3. Matching and Resolution Logic
Advanced algorithms process both the tokenized and offline datasets, matching disparate signals to create consistent, persistent identities. Resolution can happen at the individual level or the household level, depending on the use case.
The key word is persistent. A well-built identity graph doesn’t just match today’s signal — it maintains the connection across sessions, devices, and time, so that the profile remains usable as individual signals appear and disappear.
The State of Identity Strategies Today
Despite the pressure from signal loss, the industry’s identity toolkit in 2025 remains heavily weighted toward legacy approaches — though that is shifting rapidly.
According to the Digiday/Intent IQ report, 67% of respondents still use third-party cookies, with IP/user agent strings and walled garden IDs each used by 53%. At the same time, 50% are investing in or experimenting with first-party IDs, and 58% are using alternative ID solutions including deterministic and cookieless options. Only 25% are not using any alternative IDs at all.
The primary motivations for implementing identity solutions are data enrichment (64%) and measurement and attribution (63%), followed by revenue optimization (44%) and privacy compliance (36%).
The Shift to Alternative IDs: Slow Now, Fast Soon
The adoption of alternative IDs is accelerating — but unevenly. Google’s decision to maintain third-party cookies in Chrome caused some organizations to pause their migration, with 56% reporting a limited impact on their strategy and 33% reporting no impact at all. Only 11% have fully paused their migration.
But when respondents were asked what their identity mix will look like in 2026 versus today, the picture changes dramatically:
The share of respondents expecting to use mainly alternative IDs is projected to jump 650% — from 2% to 15%. The share expecting an even split of traditional and alternative IDs more than doubles, from 24% to 50%. This is not a slow evolution. It is a rapid structural shift that is already underway.
What Good Identity Resolution Delivers: Measured Outcomes
The business case for identity resolution is increasingly measurable. The Digiday/Intent IQ report found that 63% of respondents who have adopted alternative IDs report that they have improved ad performance, while only 2% report a decrease.

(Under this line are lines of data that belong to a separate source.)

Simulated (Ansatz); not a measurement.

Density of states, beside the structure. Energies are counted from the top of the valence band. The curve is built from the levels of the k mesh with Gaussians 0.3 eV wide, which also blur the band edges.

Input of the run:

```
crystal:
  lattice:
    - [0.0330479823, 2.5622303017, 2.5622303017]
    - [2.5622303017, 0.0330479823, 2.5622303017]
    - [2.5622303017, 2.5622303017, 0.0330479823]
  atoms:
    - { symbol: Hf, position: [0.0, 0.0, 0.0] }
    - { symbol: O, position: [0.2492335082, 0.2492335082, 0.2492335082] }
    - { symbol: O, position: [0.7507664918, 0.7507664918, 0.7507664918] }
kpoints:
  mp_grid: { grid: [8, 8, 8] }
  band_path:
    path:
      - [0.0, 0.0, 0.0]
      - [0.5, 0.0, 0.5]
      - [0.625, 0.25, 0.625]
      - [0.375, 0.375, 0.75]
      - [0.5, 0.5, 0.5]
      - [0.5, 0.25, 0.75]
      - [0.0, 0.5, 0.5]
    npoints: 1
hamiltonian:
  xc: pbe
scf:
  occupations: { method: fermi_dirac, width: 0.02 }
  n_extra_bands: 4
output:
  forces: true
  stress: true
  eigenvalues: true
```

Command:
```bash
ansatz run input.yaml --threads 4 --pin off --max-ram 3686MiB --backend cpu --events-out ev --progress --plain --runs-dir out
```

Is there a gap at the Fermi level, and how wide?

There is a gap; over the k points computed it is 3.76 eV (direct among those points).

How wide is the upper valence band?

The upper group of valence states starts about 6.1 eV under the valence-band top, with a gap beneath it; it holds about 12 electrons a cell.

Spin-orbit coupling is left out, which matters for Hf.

The most effective channel for alternative ID performance? AVOD and streaming platforms, cited by 39% of respondents — precisely the cookieless environment where traditional IDs have no foothold.
For context on what this means in practice, consider results from real deployments:
- A higher education campaign using Intent IQ’s identity graph to resolve users on Safari and iOS achieved a 41% lift in conversions, 38% more leads from previously un-targetable environments, and a 44% reduction in Cost-Per-Lead.
- Whirlpool used identity resolution to eliminate 200,000 duplicate audiences, enabling 5x greater reach to addressable audiences while directly cutting wasted media spend.
- Tailored Brands resolved all known and tokenized data to a single identifier, achieving 26% higher ROAS for Men’s Wearhouse and a 42% increase in incremental revenue for Jos. A. Bank.
The common thread: in each case, identity resolution didn’t just improve targeting — it recovered value that was previously invisible or inaccessible.
The Publisher Perspective: Unlocking Cookieless Revenue
For publishers, identity resolution is fundamentally a yield story. The AdMonsters research makes this clear: more than half of publishers are currently leaving significant revenue on the table by defaulting to open exchange monetization for their cookieless traffic — the lowest-CPM path available.
The path to higher yield lies in being able to identify users in cookieless environments and package that inventory for private marketplace deals. When publishers can resolve user identity across Safari, Firefox, and iOS — and accurately match demand platform IDs to a single user — they unlock the ability to command premium pricing from buyers who otherwise couldn’t reach those audiences.
Identity resolution allows publishers to:
- Create addressable audience segments from cookieless traffic and offer them as PMP deals
- Reduce auction pressure uncertainty by providing buyers with confidence about who they’re reaching
- Attribute performance from campaigns that touch cookieless environments, making the case for incremental spend
- Build first-party data infrastructure that compounds in value over time
The demand for this capability is real. Revenue lift measurement is the primary KPI used to evaluate identity solutions (cited by 67% of respondents), followed by A/B testing and CPM uplift tracking (each at 50%). Publishers in private marketplace programmatic direct deals with a shared identity approach are seeing 20–40% lift in CPMs relative to non-identified inventory.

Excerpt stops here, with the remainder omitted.